Friday, January 15, 2010

The Stand - Stephen King

I’m a little surprised at myself when I say this, but I don’t think I really have anything in particular to say about The Stand. I’m surprised because I found it to be a good book (I would definitely recommend it to others), and it was engrossing (once I picked it up I wouldn’t put it down again for hours). But, other than that, I have nothing much to say about it. I guess those two things should be enough, really, but what I mean is nothing really hit home that much, not the characters, or the ending, or the supernatural elements. They were all just all right, good, nothing to get overly excited about. In any case, I don’t think as highly of it as I do of Wizard and Glass. But the review must get written, so here it is.

The book is divided into three books. In the first book, King provides an awesome story and the best part of the entire book, in my opinion. A superflu epidemic (oftentimes compared to the swine flu, and let me tell you how enjoyable it was for the hypochondriac in me to read about a massive deadly flu right in the middle of our very own swine flu panic) has been accidentally released from a U.S. research facility, wiping out something like 99.9% of the world’s population. King’s narrative throughout this whole first part is phenomenal: suspenseful, tragic, scary (terrifying even), believable (to me, at any rate), and even funny sometimes, as he describes the outbreak, the spread, the reactions, society’s downfall, the panic, basically the meat of any apocalyptic story. The main characters are setup and you start to really care about their different storylines and personalities.

The second part of the book introduces the supernatural elements of the story, where the remaining survivors begin to have dreams in which they are either drawn to Mother Abigail (the archetypal good force) or to Randall Flagg (the archetypal devil). The rest of the story plays out as a battle between good and evil (the spiritual, religious kinds, with God, hell, demons, etc.) as the remaining survivors either build up a democracy along with Mother Abigail or succumb to Flagg’s domination. The last book recounts the final stand and the resolution of this good vs. evil battle.

The supernatural elements, well they’re fine…possibly a bit silly if you stop to think about it but this is King after all. Supernatural stuff is part of the deal when you read his books, silly or not. But I thought the pace of the story gets a big bogged down, things get dragged out a bit more, characters get lost in the shuffle of too many characters, and so on. I’m not saying parts 2 and 3 are bad. They’re still engrossing and interesting, but the high point of the book was part 1 and everything else leaves you with a feeling of “well I guess I gotta keep going here just to find out what happens,” and sometimes it even leaves you with a feeling of "oh come on, the Hand of God, really, THE God? phhht." Parts 2 and 3 also take on a Lord of the Rings type feeling, which King has acknowledged is intentional. I didn’t realize it was intentional until I read the wiki site to refresh for this review, but I did notice a Lord of the Rings quality to it as I read it. I couldn’t describe it to you but if you’ve read Lord of the Rings, and if you read The Stand afterwards, you’d probably feel it too.

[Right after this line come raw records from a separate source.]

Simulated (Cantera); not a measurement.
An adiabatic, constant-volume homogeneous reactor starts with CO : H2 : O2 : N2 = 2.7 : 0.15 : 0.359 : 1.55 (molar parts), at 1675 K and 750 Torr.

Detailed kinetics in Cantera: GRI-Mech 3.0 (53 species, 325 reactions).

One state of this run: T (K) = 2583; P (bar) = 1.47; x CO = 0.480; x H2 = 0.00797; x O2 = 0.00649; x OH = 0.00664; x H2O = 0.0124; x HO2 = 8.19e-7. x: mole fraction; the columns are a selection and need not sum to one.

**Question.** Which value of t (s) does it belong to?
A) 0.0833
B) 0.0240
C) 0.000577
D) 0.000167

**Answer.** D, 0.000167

One other thing, which I’ve talked about before, is how I both love and hate King’s foreshadowing. For example, he’ll write something like “And that’s the last time they saw each other.” I hate it because I don’t want to know that’s the last time they see each other, I want to hang on to some hope that maybe later on they will see each other even if they don’t. At the same time, I love it because now I no longer have to wonder if they will see each other, I can just wait to find out why they won’t get to see each other. That makes no sense, I suppose, but in my own tortured way, I quite enjoy when those passages pop up.

At the end of it, I’m left in neutral territory because it was an outstanding opening with a tepid ending. But I would still recommend.

1 comment:

Figgy said...

This is one of my favorite books ever, but I totally agree with you on most counts. King is really bad with the foreshadowing, and for the most part he is TERRIBLE at writing endings. So many of his good books are completely ruined by terrible endings. But this is one I'll always recommend to people, the first half alone is worth it.